But POV-ray's automatic bounding boxes don't behave the way I thought :-(

I was assuming that a bounding box would 'hug' the object. As you can see in the
top images, it does. Nice and tight. But when an object is rotated, the bounding
box changes its size-- whereas I was expecting it to remain just like the top
images no matter what... like the object was 'wrapped' in the same-size box,
which would rotate with it. That was a major misconception on my part, and it
definitely affects my code idea. I have no idea how to compensate for that-- no
'fudge factor' that I can think of.

At first, I thought this was really screwy behavior; but I see now what is
actually happening. The bounding box shape is like an 'orthographic projection'
of the object boundaries-- AS IF PROJECTED FROM strictly the x/y/z planes.
That's the key. The camera or object location doesn't affect that
strictly-rectangular shape. (If I were to set up a camera looking exactly in x,
y, or z, I'm sure I would see only one face of the box.)

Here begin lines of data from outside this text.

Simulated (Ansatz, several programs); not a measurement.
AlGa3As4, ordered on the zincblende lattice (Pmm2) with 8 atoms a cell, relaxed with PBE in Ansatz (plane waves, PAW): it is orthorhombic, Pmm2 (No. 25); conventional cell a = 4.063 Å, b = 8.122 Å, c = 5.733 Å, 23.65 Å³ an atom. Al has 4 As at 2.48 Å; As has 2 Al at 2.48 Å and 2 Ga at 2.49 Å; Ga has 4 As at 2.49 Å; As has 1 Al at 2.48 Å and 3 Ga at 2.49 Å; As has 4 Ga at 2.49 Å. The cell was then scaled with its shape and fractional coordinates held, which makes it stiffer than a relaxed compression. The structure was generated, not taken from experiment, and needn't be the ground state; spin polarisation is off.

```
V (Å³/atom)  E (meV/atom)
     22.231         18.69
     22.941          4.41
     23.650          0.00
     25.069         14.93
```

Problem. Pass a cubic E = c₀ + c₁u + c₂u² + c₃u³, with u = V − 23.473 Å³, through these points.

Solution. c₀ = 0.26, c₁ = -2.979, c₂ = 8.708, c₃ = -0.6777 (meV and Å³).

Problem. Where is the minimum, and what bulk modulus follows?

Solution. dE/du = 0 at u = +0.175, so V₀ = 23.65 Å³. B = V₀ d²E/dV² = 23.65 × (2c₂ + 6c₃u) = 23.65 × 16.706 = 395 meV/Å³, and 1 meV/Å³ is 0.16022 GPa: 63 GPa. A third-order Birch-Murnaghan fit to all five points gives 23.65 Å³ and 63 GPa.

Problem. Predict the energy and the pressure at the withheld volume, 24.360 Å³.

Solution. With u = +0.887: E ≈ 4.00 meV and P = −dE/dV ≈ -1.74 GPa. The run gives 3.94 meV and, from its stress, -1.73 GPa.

I now seem to remember newsgroup discussions in the past about this behavior,
but I had forgotten about it.

The images also show a sphere superimposed onto the cylinder object. Its radius
is 1/2 of the diagonal distance between min_extent and max_extent, and I
textured it with the same main color_map pigment, from the same translated
location as the main object's color_map. It may not be too clear here, but in my
animation tests it shows that the color_map's 'color limits' are also expanding
and contracting with the changing box shape, naturally enough. *That's* why my
code's fudge factors seemed arbitrary.

I'm still trying to determine why the bounding-box coordinates sometimes
'reverse' themselves. I think it's a combination of too-much-distance between
camera and object, and some precision errors. But that's worth finding out
about, if there's a distance limit to getting usable min_extent and max_extent
values, depending on the orientation of an object.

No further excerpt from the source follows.